Four Hundred Rolls Royce Marine Staff To Be Laid Off By End of 2016

by Ship & Bunker News Team
Tuesday October 6, 2015

Rolls-Royce will reduce the number of staff in its Marine business by 400 people worldwide by the end of 2016, the company this week announced.

This is in addition to a layoff of 600 employees previously announced in May, in a business that employs around 5,800 people in 34 countries.

Rolls-Royce says the layoffs are driven by the impact of the low price of oil and subsequent fall in orders.

Mikael Makinen, president, Rolls-Royce, stated that "After many years of strong performance through to 2013, led by good growth in the oil and gas sector, our order book and profitability have been adversely impacted by the sharp and subsequently prolonged drop in the price of oil.
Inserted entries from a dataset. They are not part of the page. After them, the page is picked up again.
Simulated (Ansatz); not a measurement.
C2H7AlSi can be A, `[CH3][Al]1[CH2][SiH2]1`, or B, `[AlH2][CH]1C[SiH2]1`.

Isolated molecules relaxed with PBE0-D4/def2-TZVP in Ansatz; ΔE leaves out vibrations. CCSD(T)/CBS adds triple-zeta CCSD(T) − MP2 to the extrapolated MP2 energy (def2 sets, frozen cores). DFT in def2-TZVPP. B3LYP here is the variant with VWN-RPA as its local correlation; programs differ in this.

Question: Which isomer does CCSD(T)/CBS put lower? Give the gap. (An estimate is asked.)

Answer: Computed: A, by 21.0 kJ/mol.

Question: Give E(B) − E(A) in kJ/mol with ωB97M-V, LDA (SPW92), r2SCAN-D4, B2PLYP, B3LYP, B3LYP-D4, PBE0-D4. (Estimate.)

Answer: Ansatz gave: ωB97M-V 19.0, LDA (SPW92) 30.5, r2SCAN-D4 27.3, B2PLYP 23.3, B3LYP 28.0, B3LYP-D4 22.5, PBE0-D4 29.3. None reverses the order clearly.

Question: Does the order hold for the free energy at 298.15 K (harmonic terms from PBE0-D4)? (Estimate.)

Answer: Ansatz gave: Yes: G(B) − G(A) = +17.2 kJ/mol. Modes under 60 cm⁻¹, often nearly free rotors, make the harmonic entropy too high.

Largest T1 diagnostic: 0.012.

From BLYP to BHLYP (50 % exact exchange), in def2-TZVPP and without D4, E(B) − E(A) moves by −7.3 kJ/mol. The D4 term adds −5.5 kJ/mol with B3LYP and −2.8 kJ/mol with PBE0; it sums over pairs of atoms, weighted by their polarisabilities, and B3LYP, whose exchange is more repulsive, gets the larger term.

"This is a fundamentally strong business, but we have to take decisive action to position it for future growth, with a structure that is simple, efficient and effective."

The layoffs are part of a two years-in-the-making strategy to focus on improving competitiveness by reducing corporate and administrative costs.

Makinen added, "We will sharpen our focus on the marine technologies of tomorrow by significantly increasing our current rate of investment in research and development."

Rolls-Royce expects its strategies will generate full year savings of £40 million ($65 million) and incremental benefits from 2016 onwards, with most of the initial savings to be invested in R&D activity.

Makinen concluded, "Reducing our workforce is never an easy decision, but the continued weak oil price, and the need to become more competitive, means it is necessary."

Rolls-Royce is a major force in technological development, with a recent example being its lead in a new €6.6 million ($7.23 million) project working toward autonomous ships, known as the Advanced Autonomous Waterborne Applications Initiative.